The Boy Who Couldn't Sleep and Never Had To

If you’re expecting D.C. Pierson’s novel The Boy Who Couldn’t Sleep and Never Had To to address and resolve all the issues related to the title character and his sleeping disorder, you’re going to be sorely disappointed by this book.

However, if you approach this book and view the title as a hook to get you interested in the story of the friendship to two young, geeky teenage boys and their trials, tribulations and first loves, then you’re probably going to love this book. I know I did.

Darren Bennett is a bit of a loner, constantly doodling in his notebooks, textbooks and anything else he can find. One day, Eric Lederer notices the drawings and the two begin their friendship — one that includes developing the outline for an epic franchise of space fantasy films. It also involves avoiding Darren’s older brother and his bullying friends, falling for the same girl (though dating her at different times) and, oh yeah, the secret that Eric doesn’t sleep and never has.

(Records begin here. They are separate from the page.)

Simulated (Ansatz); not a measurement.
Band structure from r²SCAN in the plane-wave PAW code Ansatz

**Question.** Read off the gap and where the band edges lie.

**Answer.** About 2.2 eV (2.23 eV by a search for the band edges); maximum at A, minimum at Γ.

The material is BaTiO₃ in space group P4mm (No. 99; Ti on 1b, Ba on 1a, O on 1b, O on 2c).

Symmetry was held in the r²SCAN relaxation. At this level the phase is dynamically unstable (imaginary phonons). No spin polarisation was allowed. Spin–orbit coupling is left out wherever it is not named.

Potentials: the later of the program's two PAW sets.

Despite having a sci-fi element to it, Pierson keeps his novels and characters ground, interesting and utterly relatable. This is one of those books that had me losing sleep just wanting to spend a few more minutes in the world of Darren and Eric. Of course, it’s the girl who comes between our two heroes that leads Darren leaking Eric’s secret and the inevitable complications that arise from it.

Pierson’s writing is enveloping and this entertaining, charming story has earned a spot on my favorites shelf and it will likely remain there for a long time. I picked up this one in the hopes of scratching a book off my to-be-read pile and discovered a real gem.